Thursday, June 9, 2016

Abandoning The Dog Whistle: Awkward Times For Republican Bigots

You start out in 1954 by saying, "Ni***r, ni***r, ni***r." By 1968, you can't say "ni***r" — that hurts you. Backfires. So you say stuff like forced busing, states' rights and all that stuff. You're getting so abstract now [that] you're talking about cutting taxes, and all these things you're talking about are totally economic things and a byproduct of them is [that] blacks get hurt worse than whites. And subconsciously maybe that is part of it. I'm not saying that. But I'm saying that if it is getting that abstract, and that coded, that we are doing away with the racial problem one way or the other. You follow me — because obviously sitting around saying, "We want to cut this," is much more abstract than even the busing thing, and a hell of a lot more abstract than "Ni***r, ni***r."  -- Lee Atwater, 1981
Ronald Reagan, the ultimate master of dog whistle politics, launched his first presidential campaign in 1980 in Philadelphia, Mississippi, a place notorious for the 1964 slaying of three civil rights workers, and gave a speech about states' rights:  "I believe in states' rights.... I believe we have distorted the balance of our government today by giving powers that were never intended to be given in the Constitution to that federal establishment."  What Reagan was really signaling by talking about states' rights in that particular venue was that he was squarely on the side of White America.  It presaged his relentless hostility to civil rights and voting rights, and his opposition to entitlements for the poor, particularly, African Americans, who he later famously disparaged with another classic dog whistle -- his unsubstantiated story about a "Cadillac-driving welfare queen."

Ever since, Republican politicians have been expert at using coded language to tap into anxiety of white middle and lower class Americans about losing ground culturally and economically to African Americans and immigrants.  Support for states' rights, calls for curbing food stamps, blaming poverty on a "culture problem," referring to illegal aliens, expressing fear of the spread of Shariah law, and framing opposition to LGBT rights as "religious liberty" all get the message across without sounding overtly racist, bigoted, xenophobic or homophobic.  The references to "Barack Hussein Obama" and relentless questions about Obama's birth certificate, of course, tap into the code as well.

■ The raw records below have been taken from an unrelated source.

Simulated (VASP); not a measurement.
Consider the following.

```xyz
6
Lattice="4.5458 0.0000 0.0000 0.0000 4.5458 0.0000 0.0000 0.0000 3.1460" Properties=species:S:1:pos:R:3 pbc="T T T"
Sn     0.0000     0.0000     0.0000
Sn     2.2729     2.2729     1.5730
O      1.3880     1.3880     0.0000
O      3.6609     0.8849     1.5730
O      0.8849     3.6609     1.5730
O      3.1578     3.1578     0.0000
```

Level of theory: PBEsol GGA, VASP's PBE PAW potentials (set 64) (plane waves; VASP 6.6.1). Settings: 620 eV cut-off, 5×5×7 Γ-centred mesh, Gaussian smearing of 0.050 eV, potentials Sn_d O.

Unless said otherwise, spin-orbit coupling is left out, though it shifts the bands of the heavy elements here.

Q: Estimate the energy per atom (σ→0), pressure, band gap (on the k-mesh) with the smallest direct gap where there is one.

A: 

But Donald Trump has discarded the dog whistle.  He refers to Mexican immigrants as drug dealers and rapists.  He argues for discriminatory treatment of Muslims.  And, in his latest remarks, Trump asserts that the judge presiding over the Trump University fraud cases, born in Indiana but of Mexican heritage, must be biased against him in light of Trump's proposal to build a wall between the U.S. and Mexico. 

Republicans are shocked, shocked at these latest remarks about the partiality of Mexican-American judges, which have since been expanded to include Muslims and presumably all other groups that Trump has disparaged -- which would be everyone other than white males.  House Speaker Paul Ryan claimed these comments were "out of left field" when they are simply poorly disguised views out of the GOP playbook.  Ryan and others Republicans treat these unabashedly racist statements as mere rhetoric that Trump can -- in the words of Sen. Orrin Hatch -- "tone down a bit," rather than deeply held beliefs of not only Donald J. Trump, himself, but of the entire Republican power structure -- that only white males should be in power and only white male judges can mete out justice.  Indeed, take a look at the list of Trump's tentative list of Supreme Court nominees -- cribbed from a conservative think tank and endorsed by the Republican leadership.  It is, not shockingly, comprised only of white males. 

Of course Republicans are not shocked as much as they are embarrassed and discomfited that their candidate for President has dispensed with the code.  And since he is simply saying what they are thinking, all they can do is try to distance themselves from his tone and isolate his specific remarks as unfortunate gaffes.  Meanwhile, they continue to support him, the justices he would choose (AND NOT CHOOSE) for the high court, and everything else that he stands for.